Cathy Cassidy has written many best- selling books and is currently one of the most widely read children’s authors. I am a big fan of the ‘Chocolate Box Girls’ series of books because they would have been exactly the kind of book that I would have avidly read when I was a young teenager. Each one focuses on a different character from a big extended family and succeeds in drawing the reader in as they get to know their various quirks and qualities from different angles. As an adult, I have only read one but found that I was wishing to be part of their exciting world even so!
‘The Lost & Found’ series is aimed at a slightly older set of readers and is about twelve individual teenage members of the Lost & Found band, all of whom have very interesting and often difficult back-stories. This is the second one in the series so far and I think she is definitely onto a winner because it certainly left me wanting to know more about the other characters.

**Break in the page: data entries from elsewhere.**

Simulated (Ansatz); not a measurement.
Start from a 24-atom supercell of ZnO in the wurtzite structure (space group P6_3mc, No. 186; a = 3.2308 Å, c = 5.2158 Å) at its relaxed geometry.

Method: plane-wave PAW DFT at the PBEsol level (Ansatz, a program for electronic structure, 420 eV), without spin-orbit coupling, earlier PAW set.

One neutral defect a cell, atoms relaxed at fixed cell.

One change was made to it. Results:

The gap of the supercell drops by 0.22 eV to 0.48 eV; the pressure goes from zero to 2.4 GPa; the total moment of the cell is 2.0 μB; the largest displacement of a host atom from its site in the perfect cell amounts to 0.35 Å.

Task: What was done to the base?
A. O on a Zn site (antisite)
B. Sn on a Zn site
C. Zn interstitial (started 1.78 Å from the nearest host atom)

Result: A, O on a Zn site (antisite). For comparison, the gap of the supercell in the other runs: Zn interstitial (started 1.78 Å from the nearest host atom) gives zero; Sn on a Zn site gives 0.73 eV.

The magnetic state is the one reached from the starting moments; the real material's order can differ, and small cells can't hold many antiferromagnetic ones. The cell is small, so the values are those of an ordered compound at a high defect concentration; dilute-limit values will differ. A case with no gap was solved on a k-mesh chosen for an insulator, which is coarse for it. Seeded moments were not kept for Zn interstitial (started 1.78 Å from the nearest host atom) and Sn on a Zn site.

Fifteen year old Sami is trying to come to terms with his new life in England living with his aunt and uncle. He has escaped from war-torn Syria, travelled to Turkey with his family and lived for a while in the cramped conditions of a refugee camp and then made a perilous journey in an overcrowded boat across the icy waters of the Aegean Sea to Kos. The boat capsized and he was hauled out of the sea with no sign of his father, mother or little sister. After two months, he was sent to the Greek mainland where he lived in another grim camp, and then continued travelling by foot across Europe with many other children:
‘We stuck together because it was safer that way, but still we faced danger every day. We grew tough and cynical and ruthless, and we cried silently at night for all that we had lost’.
At long last the charity ‘Footsteps to Freedom’ helped him to locate his relatives in London and he was ‘added to the last consignment of unaccompanied refugee minors to be allowed into the UK’. As a result of these dreadful experiences, he is severely psychologically damaged and describes himself as still being ‘held together with glue and good luck’. He is nevertheless getting on with life, learning to make friends and doing well at school. He had arrived in the country with virtually nothing but his flute and his battered old, silver lined coat that used to belong to his dad who was once a professional tailor( hence the clever book title). He wears this precious coat all the time because it is a vital part of his identity, even though it is starting to disintegrate.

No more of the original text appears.